Part 2 Outdoor Adventure Series: Wyoming Catholic College

Wyoming Catholic College’s COR Expeditions; wyomingcatholic.org

The 4-part Outdoor Adventure Series will consist of essays written by students who participated in one of Wyoming Catholic College’s COR Expeditions: a 21-day backpacking trip infused with faith, community, virtue and beauty.

Choose Wisely by Emily Gecosky

Wild berries were our staple snack food during our time in the Wind River Range of Wyoming. They were our sustenance: our sweet antidote for the soggy bland oats, the crown of our backcountry apple pie, the rich carpeting of several campsites, and even fish food. I remember standing on a rock one day during our three week escapade, tossing small rosy berries onto the surface of the veiled yellow depths of Lake Vera. I watched them drift lazily, and within moments a little fish pounced upon one of the berries, sucking it up with a sudden plop.The other berries soon met their demises in this fashion. Moments ago the fish had been wandering the sandy floor of the lake, sucking on pebbles and spewing them out again, but they forgot about their pebbles when they noticed the berries.

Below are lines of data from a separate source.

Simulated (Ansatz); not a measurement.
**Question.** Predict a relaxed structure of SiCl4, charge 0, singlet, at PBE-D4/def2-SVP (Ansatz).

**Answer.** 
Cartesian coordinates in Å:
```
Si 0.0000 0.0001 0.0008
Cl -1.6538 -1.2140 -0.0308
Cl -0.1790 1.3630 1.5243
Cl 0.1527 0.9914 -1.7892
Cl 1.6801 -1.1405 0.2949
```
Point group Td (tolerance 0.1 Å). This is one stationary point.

How like these fish we as human beings are: searching, foraging, grabbing at good things when we perceive them— perhaps for better things than we had before, as the fish abandoned their pebbles for the sake of berries. But what if they weren’t good— what if the berries I threw to the fish were poisonous? They probably would’ve eaten them anyway, mistaking them for food. In the same way, I think we often judge incorrectly: that in our innate desire for good things we can end up taking what merely appears good, but what is not actually good, and that in our hunger we often don’t distinguish between good berries and poisonous ones. We are beings cursed by concupiscence, which is the moral tendency to veer off course as misaligned tires would cause a car to tend slightly to the left, needing constant correction. It is precisely this bi-product of the Fall which makes us confused and causes us to choose wrongly. I then remembered how C.S. Lewis put words to such confusion in his Screwtape Letters. In one of the letters, the demon Screwtape corresponds with a less experienced demon, instructing him in the fine art of corrupting people. He explains the subtle differences between kinds of joy and how to use them to their advantages. Screwtape says, “Fun is closely related to Joy— a sort of emotional froth arising from the play instinct. It is very little use to us. It can sometimes be used, of course, to divert humans from something else which the Enemy would like them to be feeling or doing: but in itself it has wholly undesirable tendencies; it promotes charity, courage, contentment, and many other evils.

The Joke Proper, which turns on sudden perception of incongruity, is a much more promising field…” (Lewis, 50). The demons speak of a type of joy that will strengthen a person with good things versus a joy that will lead to their ruin— the difference between the good berry and the poisonous berry. People love and gravitate towards humor— why else are memes so popular? But in their desire for humor, they are prone to choosing the detrimental kind, a kind that will wound and degrade. A sad irony arises as well: even the demons are confused on what is “Enemy” and “evil”, as they use these words to refer to “God”, and to “goodness”. They have it flipped around.

My thoughts were interrupted by the chattering of chipmunks in the trees above me. There I stood, thinking deeply over something as insignificant as snacking fish. It wasn’t all that strange, since the day was especially set aside for this kind of meditation, for silence and self-reflection. A few hours in the presence of raw nature can turn anyone into a philosopher. With the day ahead of me, I kept tossing berry after berry, seeing the hungry mouths of fish breaking the surface of the glassy yellow water.